The government has announced $117.8 million over four years in funding increases to RNZ and NZ On Air in the wake of the scrapped public media merger.
Broadcasting Minister Willie Jackson said RNZ would receive an annual increase of $25.7m to ensure it was financially sustainable for the future.
"This investment will strengthen news and current affairs coverage through a free multi-media digital platform to reach new audiences, expand regional coverage to be truly national, establish a new initiative to prioritise Māori and Pacific content and support RNZ to deliver civil defence lifeline emergency communications," Jackson said in a statement.
The RNZ/TVNZ merger was abandoned in February, with Prime Minister Chris Hipkins announcing RNZ and NZ On Air would receive a funding boost to strengthen its public media role.
"We have listened to New Zealanders and now is not the right time to restructure our public media," Jackson said.
"However, the changing media landscape, increased competition, changing audience demands, and declining revenue pressures facing our public media are not going away."
The minister said it would mean a total saving of $364.7m over four years compared to merging RNZ and TVNZ.
The cost of the aborted public media merger is being put at $19.6m, almost 60 percent of which was spent on contractors and consultants.
The announcement said RNZ's annual increase of $25.7m was for three areas:
- $12m for RNZ to maintain public media services
- $12m for a new digital platform
- $1.7m for AM transmission
Jackson told RNZ's Midday Report the digital investment was about strengthening its news and current affairs multimedia platform and reaching new audiences.
"There could be investment in terms of multimedia digital news platform ... it's been explained to us, and I think that's a great investment."
NZ On Air will receive a $10m increase for 2023/24 which will focus on reaching new audiences.
"The funding will support the creation of high-quality content that better represents and connects with audiences such as Māori, Pasifika, Asian, disabled people and our rangatahi and tamariki. It is vital that all New Zealanders are seeing and hearing themselves in our public media," Jackson said.
The $1.7m per year for AM transmission would ensure lifeline services could be provided on platforms people can access during times of emergency.
"As we have seen over the past few years, and in particular during the recent severe weather events, RNZ is a crucial lifeline utility in civil defence emergencies and is one of the places New Zealanders can turn to for reliable, up-to-date, accurate, and emergency information.
RNZ board chairman Dr Jim Mather said it was recognition of the crucial role it played in the public media sector at a time of much change.

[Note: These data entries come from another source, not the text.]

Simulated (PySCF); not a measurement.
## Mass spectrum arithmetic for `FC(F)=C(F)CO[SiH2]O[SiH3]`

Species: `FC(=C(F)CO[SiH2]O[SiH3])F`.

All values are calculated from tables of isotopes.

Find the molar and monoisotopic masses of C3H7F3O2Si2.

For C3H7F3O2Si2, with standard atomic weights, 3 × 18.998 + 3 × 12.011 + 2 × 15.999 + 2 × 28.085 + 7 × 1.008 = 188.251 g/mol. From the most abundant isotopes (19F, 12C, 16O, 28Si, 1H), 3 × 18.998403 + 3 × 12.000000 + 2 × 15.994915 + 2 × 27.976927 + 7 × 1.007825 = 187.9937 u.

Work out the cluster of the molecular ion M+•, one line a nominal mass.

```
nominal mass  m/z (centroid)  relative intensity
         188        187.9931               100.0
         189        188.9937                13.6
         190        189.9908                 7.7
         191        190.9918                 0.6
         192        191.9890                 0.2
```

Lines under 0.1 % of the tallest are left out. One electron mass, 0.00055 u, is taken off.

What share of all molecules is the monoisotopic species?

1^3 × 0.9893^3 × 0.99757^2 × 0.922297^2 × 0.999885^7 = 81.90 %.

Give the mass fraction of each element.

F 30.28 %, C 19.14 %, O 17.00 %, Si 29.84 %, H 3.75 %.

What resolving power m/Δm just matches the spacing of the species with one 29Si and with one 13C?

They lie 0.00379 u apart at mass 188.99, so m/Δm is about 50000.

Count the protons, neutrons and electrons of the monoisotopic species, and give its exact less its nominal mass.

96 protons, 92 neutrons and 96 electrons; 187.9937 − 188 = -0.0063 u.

"The increase will ensure we can protect what audiences love now but also strengthen what we do, allowing us to innovate and better serve Aotearoa New Zealand and the wider Pacific."
The board was working on a new strategy to help prioritise how the funding was invested, he said.
RNZ chief executive Paul Thompson said the funding came at a time of significant pressure on all media organisations and reflected the importance of supporting and preserving New Zealand's diverse stories and culture.
"Our ability to collaborate with others means we are very well positioned to provide a resilient and comprehensive service to connect and inform New Zealanders while also supporting the wider media sector," Thompson said.
Jackson said he had been told RNZ was looking at spending $2-3m to strengthen Māori and Pacific content.
It had been making "every attempt" to fulfil its obligations to Te Tiriti and its charter but could do better, he told Midday Report.
"When I listen to the broadcasters speaking Māori, I think its fantastic actually, I never thought I would hear that on national radio. Could they do better? Of course, and they would admit that, and that's what this funding investment is all about."